Lisa is self-made with an incredible resume in entertainment.
She has curated charitable events for numerous celebrities. Her passion has led her from promoting music talent in her hometown of Toronto, Canada to positions in promotions for Bad Boy, Ruff Ryders, Po Boy, and XO.
Recently, I had a chat with Lisa about her professional journey, what she’s learned, and her advice for aspiring professionals. Lisa, also known as ‘L Peezy’, was extremely insightful and dropped some major gems on succeeding in the entertainment industry.
Where are you from originally? How did your upbringing play a part in your professional success?
Well, I’m Canadian, I was born in Toronto, and was raised there and in Mississauga. Toronto is an amazing city, it’s a melting pot of diversity and endless talent. Growing up, the city didn’t have the international exposure and appreciation it has today. Witnessing that made me want to create a platform for others, which also created a name for myself.
I understand your mom was a designer. How did that influence your professional appearance? (Your Drip, because we see that you stay fly!)

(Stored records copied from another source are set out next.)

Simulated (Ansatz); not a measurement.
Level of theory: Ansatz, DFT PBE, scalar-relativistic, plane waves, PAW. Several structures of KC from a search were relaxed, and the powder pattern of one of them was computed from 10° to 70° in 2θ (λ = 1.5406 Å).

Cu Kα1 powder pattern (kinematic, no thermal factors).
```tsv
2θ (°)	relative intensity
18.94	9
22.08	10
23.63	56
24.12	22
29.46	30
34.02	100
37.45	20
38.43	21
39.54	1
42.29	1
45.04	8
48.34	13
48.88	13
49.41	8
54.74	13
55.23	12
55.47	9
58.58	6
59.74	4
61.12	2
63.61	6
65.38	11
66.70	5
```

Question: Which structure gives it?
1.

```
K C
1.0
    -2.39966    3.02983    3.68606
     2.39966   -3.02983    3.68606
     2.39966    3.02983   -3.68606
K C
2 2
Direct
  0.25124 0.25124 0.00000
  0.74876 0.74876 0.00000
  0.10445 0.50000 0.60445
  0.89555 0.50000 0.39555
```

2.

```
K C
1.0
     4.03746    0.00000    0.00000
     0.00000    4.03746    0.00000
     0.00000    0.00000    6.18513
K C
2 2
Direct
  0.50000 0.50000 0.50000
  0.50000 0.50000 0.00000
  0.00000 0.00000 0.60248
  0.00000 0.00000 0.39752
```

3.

Aww thank you! Yes, my mother was a fashion designer, so “throughout my entire childhood I was draped in Couture!” she laughed. Honestly, I hated it. I always wanted to wear regular clothes, something from retail but she always made me wear custom made gowns, velvet tracksuits and more. It’s crazy because I truly HATED it growing up, but now I would give anything to have custom made Couture on a weekly basis. (Smiles) Ah, the things we take for granted. She is the epitome of a lady, a hustler and a perfectionist. It’s crazy how I’ve grown to be my mother’s child. “Now I’m with all the drip and stunting!” she says laughing. I actually still message her to get her input on style and suggestions. I can send her a photo and in one minute she will break it all down to alterations, adjustments and accessorizing tips. I don’t think I’ll ever be on her level.
What was your first job within the industry and what important things did you learn from them?
My absolute first industry job at 14 years old was designing flyers for clubs. I had my own logo and everything. I thought I was so dope! (laughs in remembrance). That led me to promoting events and really breaking into the entertainment world. I was meeting the right people, analyzing the demands/ROI and becoming a social figure. The power of networking was my first and most important lesson. It’s not what you know, it’s who you know. If I ever wrote a book about the industry, that would be the title. The lesson with my first job, aside from what I mentioned, was recognizing the opportunities and growing from them. Keep watering your seeds and it’ll grow into plants. I capitalized on every opportunity I’ve had and grew from each one.
Tell us about Industry Mag and the evolution of its success?
Ah, Industry Mag. To think that was just a fun project at first. Well, IM is the publication I started when I was 23. Ultimately it was to promote local talent, both in front and behind the scenes. Toronto at the time, lacked global exposure for the hip hop culture and I was pretty adamant to do something about it. I had Belly, Drake, Tory Lanez, Preme, Director X, Boi1da, and more artists all grace covers and/or spreads. I took the magazine to the states, started getting exclusives with American talent as well. It took my name and the magazine, to an international level. While I was creating platforms for others, I had no idea I was also creating one for myself.
What led to the creation of ‘LP’ Relations and how has your passion poured into what you currently do now?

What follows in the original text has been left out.